What of the lovers waiting their long years to meet and wed,
and their daughter, an empath and weapon. What of her grandfather, the general
of Earth’s combined forces who keeps the military from abusing the child’s
powers? What of his death and its aftermath, with the father lost in battle and
the mother but a civilian?
What of Peter and the revolution he joins in order to bring
equality and light to all regions of the strange clockwork world he finds
himself stranded on, with no memory of who or what he is? What of his friends,
the Martha and Frederick Beaver, and Joseph the inventor? What of the
well-intended cataclysm that destroys their world?

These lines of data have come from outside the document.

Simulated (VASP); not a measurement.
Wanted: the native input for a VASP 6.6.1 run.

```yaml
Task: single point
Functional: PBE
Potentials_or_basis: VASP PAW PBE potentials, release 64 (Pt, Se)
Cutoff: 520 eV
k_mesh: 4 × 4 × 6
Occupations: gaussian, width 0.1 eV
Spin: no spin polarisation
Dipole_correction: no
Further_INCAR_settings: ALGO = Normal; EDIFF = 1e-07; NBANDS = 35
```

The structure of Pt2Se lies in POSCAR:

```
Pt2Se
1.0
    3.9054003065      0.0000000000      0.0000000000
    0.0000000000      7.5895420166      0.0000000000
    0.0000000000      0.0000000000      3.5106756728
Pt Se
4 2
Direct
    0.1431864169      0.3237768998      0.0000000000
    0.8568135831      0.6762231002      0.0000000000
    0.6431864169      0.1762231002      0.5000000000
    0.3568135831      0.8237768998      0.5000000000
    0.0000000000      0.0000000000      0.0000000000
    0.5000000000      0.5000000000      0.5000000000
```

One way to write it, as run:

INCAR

I can help but wonder what Magnus’ story is, the last
descendant of fallen angels and their human lovers. How does he get from his
university campus to Europe and what depths does he delve in the search for the
holy relics that lock the gates of Hell? What of his companions? What goes on
in the mind of Gabrielle, his guardian angel, who gave up her wings to protect
him in the flesh?
They whine, the three of them and more, from time to time.
One will stand, stretch out its long body across the carpet and sit with its
muzzle on my knee looking at me with those eyes only a dog can claim. The eyes
that say, “Pet me. Love me. Feed me. Write me.” And I will absently fondle
between the story’s ears, and say to them, and myself, “just one more page. The
end of this chapter. After I’m done with this book, I’m almost finished.”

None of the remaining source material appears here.